The SPLC said the strike “demonstrates the understandable frustration of those incarcerated and their desire to be heard.”

The logo of the Southern Poverty Law Center.

The Southern Poverty Law Center affirmed its support for incarcerated individuals currently on strike and protest at five of the 14 major facilitates in the state in a statement released on Wednesday.

Alabama policy director for the SPLC, Jerome Dees, said in the statement on Wednesday that until officials within the Alabama Department of Corrections begin addressing longstanding issues within the prison system, the “dangerous conditions” will continue.

“No one should be surprised by the actions of Alabama citizens who are incarcerated,” Dees said. “The state’s prison system has been a moral and legal disaster for years. Alabama prisons are cruel, dangerous, and violent, as shown by accounts from incarcerated people, letters from their loved ones, and the DOJ’s own investigations. People are dying in the system right now because Alabama is willing to spend hundreds of millions of dollars in stimulus money to build mega-prisons but won’t prioritize parole, early release of nonviolent offenders, and other reforms that could make this situation better.”

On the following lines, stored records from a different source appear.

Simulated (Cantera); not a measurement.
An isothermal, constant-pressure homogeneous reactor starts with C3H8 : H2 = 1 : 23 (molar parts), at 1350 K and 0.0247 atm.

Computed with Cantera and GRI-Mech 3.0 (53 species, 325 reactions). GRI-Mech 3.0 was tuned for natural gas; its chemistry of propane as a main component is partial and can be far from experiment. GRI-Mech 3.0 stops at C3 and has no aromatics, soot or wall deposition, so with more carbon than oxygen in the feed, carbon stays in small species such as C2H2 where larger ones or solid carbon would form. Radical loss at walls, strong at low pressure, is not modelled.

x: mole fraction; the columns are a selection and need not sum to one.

In addition, Dees said that the strike “demonstrates the understandable frustration of those incarcerated and their desire to be heard.”

Last month, incarcerated workers began the strike and peaceful at all major facilities in the state, demanding the repeal of legislation like the Habitual Felony Offender Act and reform of the state’s parole system, among other demands. The letter of demands delivered to the ADOC by outside organizers urges the U.S. Department of Justice to intervene in what the organizers describe as a “humanitarian crisis” within the Alabama prison system.

An ongoing lawsuit between the state of Alabama, the ADOC, and the Justice Department alleges that Alabama officials are “deliberately indifferent” to the “unconstitutional conditions” prevalent throughout the prison system in the state.